Badgerys Creek airport ‘unviable without substantial support’
Development of Sydney’s Badgerys Creek airport is unviable without substantial government support, Sydney Airport says.
Development of Sydney’s second airport at Badgerys Creek is unviable without substantial government support, Sydney Airport said yesterday.
Announcing its 2016 financial result, which showed a surge in passenger numbers and revenue, Sydney Airport said the massive western Sydney development needed “material support from the commonwealth to make it commercially viable” and the federal government’s terms do “not feature any material support including previously contemplated procurement protections and the impact on Sydney Airport”.
Sydney Airport was granted first option to develop the site in a 2002 agreement linked to its privatisation.
Jeremy Prentice, a partner with law firm K & L Gates, said Western Sydney Airport faced a “funding headache” because its first customers were likely to be budget carriers.
“We have seen from other major airport developments that the main users of the new airport … are very unlikely to make any long-term commitments to usage and an associated payment to support upfront development costs.”

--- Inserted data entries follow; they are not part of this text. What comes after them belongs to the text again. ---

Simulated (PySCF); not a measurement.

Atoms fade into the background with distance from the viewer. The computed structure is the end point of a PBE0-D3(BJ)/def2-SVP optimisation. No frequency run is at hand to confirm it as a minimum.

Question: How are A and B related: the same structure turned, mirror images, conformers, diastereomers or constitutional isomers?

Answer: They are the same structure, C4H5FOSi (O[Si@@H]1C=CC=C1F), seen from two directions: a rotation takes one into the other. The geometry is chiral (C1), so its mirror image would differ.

The concerns raised by Sydney Airport about Badgerys Creek are unlikely to concern the government, which seemed willing to undertake the project alone when the draft contract was first offered to the company in December.
“Should Sydney Airport choose to decline the opportunity to build and operate Western Sydney Airport, the government will be free to develop and operate the airport itself, or to offer the opportunity to other private sector companies on substantially the same terms as those offered to Sydney Airport,” Minister for Urban Infrastructure Paul Fletcher said at the time.
If Sydney Airport accepted, the contract requires the listed airport operator to build a 3.7 kilometre runway and a terminal capable of handling 10 million passengers a year. The company would also have to open the airport by 2026. “All of the costs of building and operating the airport would be met by Sydney Airport in return for all of the economic benefits of ownership of the airport over 99 years,” the government said.
This is where concerns of financial and commercial viability come into play, with the development predicted to cost upwards of $5 billion and unlikely to generate adequate financial returns for at least a decade.
Government frontbencher Karen Andrews said in December that if Sydney Airport were to decline, it would not be “an unexpected response”.
“The ball is now in their court,” she told Sky News. “We’ve also made it very clear that there are other options but Sydney Airport group does have the right of first refusal.”
Sydney Airport has until May to decide whether it will exercise the Badgerys Creek option.